The Chips are down: Moore's Law coming to an end.
In this episode of PING, APNIC’s Chief Scientist Geoff Huston discusses the coming future of VLSI with Moores law coming to an end. This was motivated by a key presentation made at the most recent ANRW session at IETF117, San Francisco.
For over 5 decades we have been able to rely on an annual, latterly bi-annual doubling of speed called Moore's Law, and halving of size of the technology inside a microchip: Very Large Scale Integration (VLSI), the basic building block of the modern age being the transistor.
From it's beginnings off the back of the diode, replacing valves but still discrete components, to the modern reality of trillions of logic "gates" on a single chip, everything we have built in recent times which includes a computer, has been built under the model "it can only get cheaper next time round" -But for various reasons explored in this episode, that isn't true any more, and won't be true into the future.
We're going to have to get used to the idea it isn't always faster, smaller, cheaper, and this will have an impact on how we design Networks, including details inside the protocol stack which go to processing complexity forwarding those packets along the path.

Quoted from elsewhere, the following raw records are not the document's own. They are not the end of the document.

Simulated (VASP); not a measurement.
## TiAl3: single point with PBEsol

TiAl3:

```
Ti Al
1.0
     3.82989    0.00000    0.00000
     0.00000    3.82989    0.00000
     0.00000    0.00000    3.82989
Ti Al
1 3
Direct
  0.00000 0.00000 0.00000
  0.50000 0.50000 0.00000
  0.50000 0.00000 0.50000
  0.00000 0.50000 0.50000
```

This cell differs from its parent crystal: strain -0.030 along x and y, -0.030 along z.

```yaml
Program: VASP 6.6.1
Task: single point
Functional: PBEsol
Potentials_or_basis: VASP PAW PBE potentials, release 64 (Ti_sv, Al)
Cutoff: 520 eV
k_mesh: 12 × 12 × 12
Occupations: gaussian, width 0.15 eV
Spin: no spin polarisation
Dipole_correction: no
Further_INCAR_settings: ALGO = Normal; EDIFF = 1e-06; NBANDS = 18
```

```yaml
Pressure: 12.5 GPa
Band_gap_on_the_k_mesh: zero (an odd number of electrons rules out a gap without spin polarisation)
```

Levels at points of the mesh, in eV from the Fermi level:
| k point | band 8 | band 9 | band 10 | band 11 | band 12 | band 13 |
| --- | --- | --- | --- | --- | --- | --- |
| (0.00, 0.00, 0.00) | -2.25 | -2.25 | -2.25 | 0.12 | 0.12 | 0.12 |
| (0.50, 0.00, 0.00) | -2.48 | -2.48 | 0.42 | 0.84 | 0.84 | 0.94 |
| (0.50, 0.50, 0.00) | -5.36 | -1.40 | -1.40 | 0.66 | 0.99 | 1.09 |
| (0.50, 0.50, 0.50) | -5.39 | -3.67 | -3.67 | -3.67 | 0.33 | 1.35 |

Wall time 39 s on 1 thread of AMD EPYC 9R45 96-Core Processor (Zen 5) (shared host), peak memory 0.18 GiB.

A few times, Both Geoff and myself get our prefixes mixed up and may say millimeters for nanometers or even worse on air. We also confused the order of letters in the company Acronym TSMC -The Taiwan Semiconductor Manufacturing Company.
Read more about the end of Moore's law on APNIC Blog and the IETF:
- Chipping Away at Moore's Law (August 2023, Geoff Huston)
- It’s the End of DRAM As We Know It (July 2023, Philip Levis, IETF117 ANRW session)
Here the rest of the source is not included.